We shout about the negative things happening in our lives, yet we’re quiet in moments of celebration and joy.
Our brains are wired to seek out negativity to notice what’s going wrong or what’s missing. Then we confirm that bias by looking for more things that align with those feelings. But what happens when we’re experiencing joy? Why do we struggle to celebrate ourselves?
Recently, I hit a big goal I didn’t think was possible. I had convinced myself that I wasn’t in the ideal situation for that goal to be met. And when I reached it, I didn’t feel joy. I felt like I was performing the idea of joy. Instead of feeling pleased with my efforts, my mind defaulted to external circumstances and past processes that hadn’t gone well, even though those very processes led me here.
I sat with that feeling for 24 hours.
Then, I reminded myself with evidence of how every step, every ounce of time, money, and effort I poured in brought me to this moment. It was only then I finally began to celebrate myself. I had to physically and mentally acknowledge what it took to get here before I could believe I was worthy of celebrating this win. And while this experience is common, it shouldn’t be our normal.
We deserve a relationship with ourselves where we celebrate every milestone big or small. We should trust that our talents and capabilities, regardless of external circumstances, are leading us toward our goals.
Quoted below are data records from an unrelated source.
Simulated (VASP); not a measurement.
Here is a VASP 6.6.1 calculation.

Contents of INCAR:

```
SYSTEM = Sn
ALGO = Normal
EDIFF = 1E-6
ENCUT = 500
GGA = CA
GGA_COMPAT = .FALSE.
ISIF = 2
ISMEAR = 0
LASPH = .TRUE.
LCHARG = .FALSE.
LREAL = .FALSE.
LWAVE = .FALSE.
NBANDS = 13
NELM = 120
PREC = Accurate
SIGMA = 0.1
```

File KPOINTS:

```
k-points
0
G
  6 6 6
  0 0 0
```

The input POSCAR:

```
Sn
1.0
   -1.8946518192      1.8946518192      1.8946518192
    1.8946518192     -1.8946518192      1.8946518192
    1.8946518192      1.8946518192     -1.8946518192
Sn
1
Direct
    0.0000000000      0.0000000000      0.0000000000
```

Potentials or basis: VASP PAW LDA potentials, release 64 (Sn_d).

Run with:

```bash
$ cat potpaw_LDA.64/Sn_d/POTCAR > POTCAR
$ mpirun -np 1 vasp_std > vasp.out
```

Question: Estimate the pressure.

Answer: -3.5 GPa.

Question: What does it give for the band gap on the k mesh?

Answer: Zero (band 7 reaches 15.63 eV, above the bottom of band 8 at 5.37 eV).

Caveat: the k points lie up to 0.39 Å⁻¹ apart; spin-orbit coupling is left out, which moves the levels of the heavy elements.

I’m a big advocate for writing down the evidence of our goals big or small. These reminders reaffirm where we’re heading. They build confidence. They nurture encouragement. And they show us we already have what it takes.
What if you started today. What if you began to track your small and significant wins, not to prove anything to anyone, but to remind yourself of your own becoming. We forget celebration lives in those quiet acknowledgements.